European patchwork of rules and regulations forms safety net for investors

Germany is the progenitor of the covered bond. Pfandbrief were established under Frederick the Great in 1769, originally as a means of giving estate owners access to credit. France followed with obligations foncières in 1852, while in Spain, cèdulas hipotecarias was introduced in 1981.

The first UK covered bond was not issued until 2003 and the legislative framework for regulated ones only arrived in 2008. The laws governing covered bonds vary from country to country; some European countries have regulatory frameworks that stipulate what kind of loans can go into the pool that covers bonds and what happens if the issuing bank becomes insolvent. There is a statutory monitoring process and regular independent annual audits.

The financial institution that issues them – usually a bank – usually needs a licence to do so. To be registered, covered bonds must stay on the issuer’s balance sheet. This government oversight and greater security contrasts with mortgage-backed securities, where no statutory rules control what goes into cover pools or their monitoring.
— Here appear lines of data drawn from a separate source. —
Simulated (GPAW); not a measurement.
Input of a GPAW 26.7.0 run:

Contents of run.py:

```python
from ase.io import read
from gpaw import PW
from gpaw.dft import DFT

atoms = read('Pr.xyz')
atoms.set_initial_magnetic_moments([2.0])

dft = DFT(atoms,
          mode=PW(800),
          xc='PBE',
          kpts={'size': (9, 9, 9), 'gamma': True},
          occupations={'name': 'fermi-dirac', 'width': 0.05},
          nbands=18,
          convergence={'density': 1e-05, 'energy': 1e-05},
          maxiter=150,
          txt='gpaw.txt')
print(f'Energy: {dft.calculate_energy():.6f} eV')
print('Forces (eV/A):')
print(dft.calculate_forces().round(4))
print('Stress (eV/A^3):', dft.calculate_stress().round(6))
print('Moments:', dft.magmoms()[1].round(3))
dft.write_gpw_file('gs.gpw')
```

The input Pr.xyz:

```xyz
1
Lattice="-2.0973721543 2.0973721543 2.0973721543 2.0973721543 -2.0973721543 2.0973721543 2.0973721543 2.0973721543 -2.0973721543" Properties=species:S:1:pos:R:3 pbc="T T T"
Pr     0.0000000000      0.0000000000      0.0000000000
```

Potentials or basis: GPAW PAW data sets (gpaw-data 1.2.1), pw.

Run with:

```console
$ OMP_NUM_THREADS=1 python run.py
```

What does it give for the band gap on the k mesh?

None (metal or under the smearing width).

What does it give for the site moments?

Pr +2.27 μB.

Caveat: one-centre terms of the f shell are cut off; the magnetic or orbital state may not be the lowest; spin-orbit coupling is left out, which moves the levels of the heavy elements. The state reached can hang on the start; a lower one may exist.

Moreover, lenders remove the loans backing CMBS or RMBS issues from their balance sheets by selling them into special-purpose vehicles that issue bonds. The loan pools that back covered bonds are not fixed; as some loans are repaid, they can be replaced by new loans. Thus issuers are responsible for administering the pools to ensure that the bonds can meet their obligations to investors. In the UK, banks must provide quarterly data to the Financial Services Authority.

The FSA has a team of risk specialists who model cash flows to ensure that covered bonds are on track to pay investors on time, and that the programmes are matching assets with liabilities. The valuation method used on properties and a maximum loan-to-value level are also legally stipulated.

“Unfortunately we don’t have a global or European binding approach; each country’s legislators find different ways of valuing collateral,” notes Barclays Capital covered bonds analyst Leef Dierks. “It not only differs on a country-by-country basis, but in the UK, for example, different issuers use different house price indices.”

German and French valuation rules and loan-to-value limits are very conservative. Loans are based on the assets’ ‘mortgage lending value’, which is not market value, as it ignores peaks and troughs, while only 60% of the LTV is eligible for a cover pool. In contrast, UK and Spanish covered bonds are based on property entered at market value, and the UK legal maximum LTV for covered-bond loans is 80%. But UK issuers are free to set LTV limits, as long as they do not breach the statutory maximum.

In the UK, eight banks have registered their covered bond programmes with the FSA. Although the legislation allows commercial real estate loans to be used for collateral, the FSA does not yet allow them to be used in its regulated programmes. The geographical spread of loans allowed in cover pools also varies from country to country, and many permit international collateral.

Tobias Ilgen, head of treasury at WestImmo, says: “Investors prefer pfandbrief with a higher percentage of domestic real estate in the cover pool, and that is reflected in the price. You can issue pfandbrief with international real estate in the cover pool, but at, say, five basis points higher. We are able and optimistic that we can do international business that is eligible for the cover pool, and to refinance it with covered bonds.”

Ilgen would like to be able to hedge his cover pools by issuing pfandbrief in other currencies. “The asset side is mostly in euros, but also in US dollars, Swiss francs and British pounds, while the liability side is denominated in euros. My goal would be to issue a pfandbrief in a foreign currency, but the market isn’t there for it. That is for the future, I’m afraid.”

Investors can choose from a wide range of maturities and because the bonds are considered lower risk, they are given special treatment under European Union law. Investment funds (UCITS) and insurance companies are allowed to hold a higher proportion of bonds from a single issuer.